The Stevie Ray Vaughn-like sound is much more overt in Deer’s music, with the hard-driving Texas blues prevalent in his cover of Eddie Cochran’s “Sixteen Tons,” as well as in his own compositions such as “I Think We Could Have Gotten Along, If She Just Laid Off The Booze.”
The incredibly gifted guitarist effortlessly moved his fingers up and down the neck of the guitar he played.
After a 10-minute interlude, Rivers made his appearance clad in black, with a loose button-down shirt and heeled boots and sporting a neatly trimmed goatee, now part of his staple look.

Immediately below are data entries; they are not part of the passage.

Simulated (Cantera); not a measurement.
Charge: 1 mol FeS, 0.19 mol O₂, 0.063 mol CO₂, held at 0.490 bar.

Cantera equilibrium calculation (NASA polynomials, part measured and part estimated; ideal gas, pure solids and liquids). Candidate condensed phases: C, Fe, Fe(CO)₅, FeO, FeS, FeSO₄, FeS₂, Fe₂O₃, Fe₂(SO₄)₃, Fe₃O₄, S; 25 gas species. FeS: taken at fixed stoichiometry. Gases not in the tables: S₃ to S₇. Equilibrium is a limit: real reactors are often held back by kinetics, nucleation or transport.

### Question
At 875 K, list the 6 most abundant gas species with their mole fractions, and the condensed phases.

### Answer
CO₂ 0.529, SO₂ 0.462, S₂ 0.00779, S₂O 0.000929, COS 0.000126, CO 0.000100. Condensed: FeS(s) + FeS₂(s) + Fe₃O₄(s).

The impeccably dressed Rivers kicked off the evening with a reworked version of his hit song, “Midnight Special,” performed in a slower tempo and peppered with an organ played by his pianist, Scott Healy.
In addition to Healy, his tour band consists of Stu Johnson on percussion and Norm Sancho on bass.
Another highlight of the evening was the stripped-down version of the traditional song, “House of the Rising Sun,” sounding more like its folkish roots than The Animals’ arrangement.
The revisions weren’t how he soared, although, they were just as compelling. Instead, the area Rivers and the band excelled was in his old standby list of familiar hits that everybody in the audience had heard hundreds of times in the past.
The musician’s voice matured since his early days. It’s slightly older, yet processes that same Southern twang heard on all his old Whiskey-A-Go-Go live albums. Some of his older hits take on increased complexity and roughness when the 69-year-old Rivers performs them.
“Poor Side of Town” resonates with added pain and experience when Rivers belts, “I can’t blame you for tryin’,” after the narrator’s girl returned to him following an affair with a rich man. This is exemplified even more for his old cover of the Smokey Robinson’s “Tracks of My Tears.”
For “The Snake,” he sings more abrasively about the girl who took in a poisonous creature.
The later he went into his set, the further he had a tight hold on the audience. The house’s cramped seating could barely contain the clapping, foot stomping and wooing. A testament to this was when Rivers elicited the females and then the males to sing in on verses during “Baby, I Need Your Lovin’.”
The taut musicianship of the band created this electricity and energy in the audience. For material going into its fifth decade, it scarcely sounds like it.
The night closed with an encore of three hits the audience only expected him to play: “Memphis,” “Maybellene,” and of course “Secret Agent Man.” By then, he not only had them clapping and singing along, but also standing and swaying at the risk of nudging the person next to them. Some of the female audience members were dancing where they stood.
If you were to shut your eyes, you could only vaguely tell the difference between being at the Celebrity Theatre or the Whiskey A-Go-Go in 1964.
Why exactly is this man not in the Rock and Roll Hall of Fame yet? It’s rigged, I tell ya.